As Professor Sreeram Chaula of the Jindal School of International Affairs points out in Foreign Policy, “So inflexible is Trump that invocations of the 'strategic partnership' between India and the US and Washington’s designation of New Delhi as a 'major defence partner' have not moved the needle on tariffs against India. Sophisticated suggestions, like that of the US House Speaker Paul Ryan to deploy tailored tariffs that hurt only China while avoiding broader damage, is music to Indian ears that finds no audience in the White House.” If trade deficit remains a major irritant, free movement of talent occupies the next spot. Both issues reflect a protectionist turn in US politics. On the contentious H1B visa issue, Indian interests are completely at odds with Trump’s politics. The crackdown on the non-immigrant visa programme has affected Indian skilled workers and IT professionals. As in trade, here too, both sides suffer from an inflexibility of approach. External Affairs minister Sushma Swaraj had told Parliament in July that India will “forcefully” raise the issue of H1B visas with the US during the 2+2 dialogue and maintained that “growing restrictions on the visa rules by the Trump administration was a cause of concern to the Indian government, the Opposition members and the entire House.”

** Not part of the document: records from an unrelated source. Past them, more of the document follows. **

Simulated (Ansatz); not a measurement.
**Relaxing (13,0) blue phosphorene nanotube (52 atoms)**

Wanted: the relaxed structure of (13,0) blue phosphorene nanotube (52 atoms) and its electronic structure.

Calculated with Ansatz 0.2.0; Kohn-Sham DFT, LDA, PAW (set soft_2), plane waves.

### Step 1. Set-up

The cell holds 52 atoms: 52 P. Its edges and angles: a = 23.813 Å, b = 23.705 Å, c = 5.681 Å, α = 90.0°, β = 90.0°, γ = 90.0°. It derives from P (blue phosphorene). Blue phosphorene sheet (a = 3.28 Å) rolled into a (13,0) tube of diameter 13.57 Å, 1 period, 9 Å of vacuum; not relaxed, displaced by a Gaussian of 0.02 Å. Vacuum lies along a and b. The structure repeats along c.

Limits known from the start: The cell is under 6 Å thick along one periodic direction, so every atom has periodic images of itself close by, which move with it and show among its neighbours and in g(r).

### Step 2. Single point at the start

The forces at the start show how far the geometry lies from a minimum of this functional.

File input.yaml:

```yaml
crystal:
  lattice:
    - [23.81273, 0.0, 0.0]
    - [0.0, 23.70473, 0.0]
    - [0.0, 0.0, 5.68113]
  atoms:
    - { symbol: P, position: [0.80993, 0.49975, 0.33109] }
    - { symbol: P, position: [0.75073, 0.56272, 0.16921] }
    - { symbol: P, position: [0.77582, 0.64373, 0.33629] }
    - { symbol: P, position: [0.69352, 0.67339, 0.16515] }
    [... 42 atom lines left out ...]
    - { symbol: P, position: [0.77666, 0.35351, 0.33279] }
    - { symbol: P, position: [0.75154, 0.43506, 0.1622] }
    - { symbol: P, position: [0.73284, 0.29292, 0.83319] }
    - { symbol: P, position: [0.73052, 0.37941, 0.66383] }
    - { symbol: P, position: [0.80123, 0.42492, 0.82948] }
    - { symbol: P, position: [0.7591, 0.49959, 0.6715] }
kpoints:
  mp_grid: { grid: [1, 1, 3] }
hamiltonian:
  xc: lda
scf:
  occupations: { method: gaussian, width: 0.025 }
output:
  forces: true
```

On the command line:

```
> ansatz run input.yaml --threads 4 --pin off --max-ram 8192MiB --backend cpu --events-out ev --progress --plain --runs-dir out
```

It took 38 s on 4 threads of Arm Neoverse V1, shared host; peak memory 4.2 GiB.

The US' move to instead extend the suspension by five more months of premium processing for H-1B visas till February 2019 couldn’t have gone down well with New Delhi. The US Citizenship and Immigration Services (USCIS) announced on Wednesday that it was “extending the temporary suspension” and, beginning 11 September, “will expand this temporary suspension to include certain additional H1B petitions.” Conversely, even as horns remained locked over these irritants, India and the US edged closer to signing COMCASA (Communications Compatibility and Security Agreement), the foundational agreement that will enable interoperability between US and Indian forces over an end-to-end secured network and lay down the legal framework for transfer of high-end American weapons systems. The negotiations, which remained stuck for close to a decade over India’s reluctance to let the US access its sensitive military information, seem to be heading towards a conclusion and it might be cleared during the 2+2 dialogue, according to reports. “While the finalised text of Comcasa is currently being vetted by the national security planners of the Narendra Modi government, India and the US have also decided for the first time to conduct an advanced tri-service humanitarian assistance and disaster relief exercise off the coast of Visakhapatnam in the Bay of Bengal later this year,” reports Hindustan Times.

This development must be seen in conjunction with US' move to confer Strategic Trade Authorisation-1 (STA-1) status on India that paves the way for the sale of cutting-edge civil and defence equipment. India is only the third Asian nation after South Korea and Japan to get the status — a position that is reserved for US treaty allies and nations that have signed all four nuclear export control regimes, unlike India. It is evident that the Trump administration has made an exception for its “major defence partner” and “natural ally”. This is where the rubber hits the road. If defence cooperation and shared security interests have almost exclusively driven bilateral ties to a close embrace, then US Congress’s enactment of the Countering America’s Adversaries Through Sanctions Act (CAATSA) — that Trump signed into law last year — has struck at the heart of the strategic partnership. It did seem as if the Trump administration had tapped into the bipartisan mood in the US Congress and has been successful in securing a carve-out for India as Delhi doubles down on the deal to buy five Triumf S-400 strategic surface-to-air missile systems from Russia. The $6 billion deal puts India in the cross hairs of CAATSA. The secondary sanctions rely on third parties to target Russia’s defence industry, stifle its sale of equipment and effect a change in Russian behavior. If the contract passes through, it would deal a major blow to the US' target of making the punitive measures against Russia work. And yet, considering the nature of the US-India strategic partnership and India’s pivotal role in US Indo-Pacific strategy, a carve-out was sought by Mattis.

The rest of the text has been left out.